Closed mjunsilo closed 6 years ago
A configurable type on e.g. CamelCaseTokenSegmenter sounds like it could be useful. I'm not sure at the moment if/how this would be generalizable. E.g. if a token is split by multiple "subtokenizers" applied in a sequence...
I was also just thinking of an optional configurable type on CamelCaseTokenSegmenter that only produces an extra annotation on the covered area where the split token was/is. It wouldn't change the existing functionality a bit.
I like to do a quick draft that you can comment on. Can I base it on the 1.9.x branch and then merge that part to the 2.0.x later? Not sure if you intent to release another 1.9.x release anytime soon, but I prefer to build it on a stable branch for now, and we can then do an internal snapshot release ourselves.
Basing the PR against the 1.9.x is a good idea :)
Here is my draft version:
https://github.com/mjunsilo/dkpro-core/commit/8ef34c7057a2b2b468958e8cc1d1d4d2580d36e7
Some quick questions: Should there be an additional output type? Should I instead use a String for the markupType parameter and lookup the class?
Best create a PR - it facilitates the review process.

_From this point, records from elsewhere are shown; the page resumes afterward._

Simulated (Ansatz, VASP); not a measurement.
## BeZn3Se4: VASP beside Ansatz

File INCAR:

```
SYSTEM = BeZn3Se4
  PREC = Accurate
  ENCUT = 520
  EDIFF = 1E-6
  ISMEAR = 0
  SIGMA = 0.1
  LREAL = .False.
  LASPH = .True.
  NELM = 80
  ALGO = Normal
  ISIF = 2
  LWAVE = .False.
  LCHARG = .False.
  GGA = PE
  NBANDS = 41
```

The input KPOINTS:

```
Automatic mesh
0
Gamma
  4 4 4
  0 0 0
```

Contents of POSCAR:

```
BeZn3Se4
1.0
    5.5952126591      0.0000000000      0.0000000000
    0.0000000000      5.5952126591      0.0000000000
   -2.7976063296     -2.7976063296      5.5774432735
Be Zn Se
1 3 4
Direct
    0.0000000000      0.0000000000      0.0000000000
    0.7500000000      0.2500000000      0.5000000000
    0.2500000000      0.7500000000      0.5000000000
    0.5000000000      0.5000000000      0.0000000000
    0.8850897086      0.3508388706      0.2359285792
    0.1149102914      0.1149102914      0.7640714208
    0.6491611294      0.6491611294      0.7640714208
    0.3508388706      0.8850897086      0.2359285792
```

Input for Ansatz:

The parameter should be a string and instead of using reflection, you should use the CAS API which is something like this :
CAS cas = jcas.getCas();
AnnotationFS annotation = cas.createAnnotation(CasUtil.getType(cas, typeName), begin, end);
cas.addFsToIndexes(annotation);
The information whether an item was split due to camel case notation is lost once the CamelCaseTokenSegmenter has split the tokens. It will require at least an additional traversal using the same logic on the covered text to identify those items that were split, so it would be nice if that part of the text was optionally annotated. This could be a predefined annotation type, or a custom annotation type that is specified with analysis engine parameters, which would not require introducing any new kind of core types, and it could be quickly implemented. Although this is a small component, which I could quickly do myself, it would make this DKPro component more generally applicable if it supported something like that. I prefer reusing code even if it is something smaller.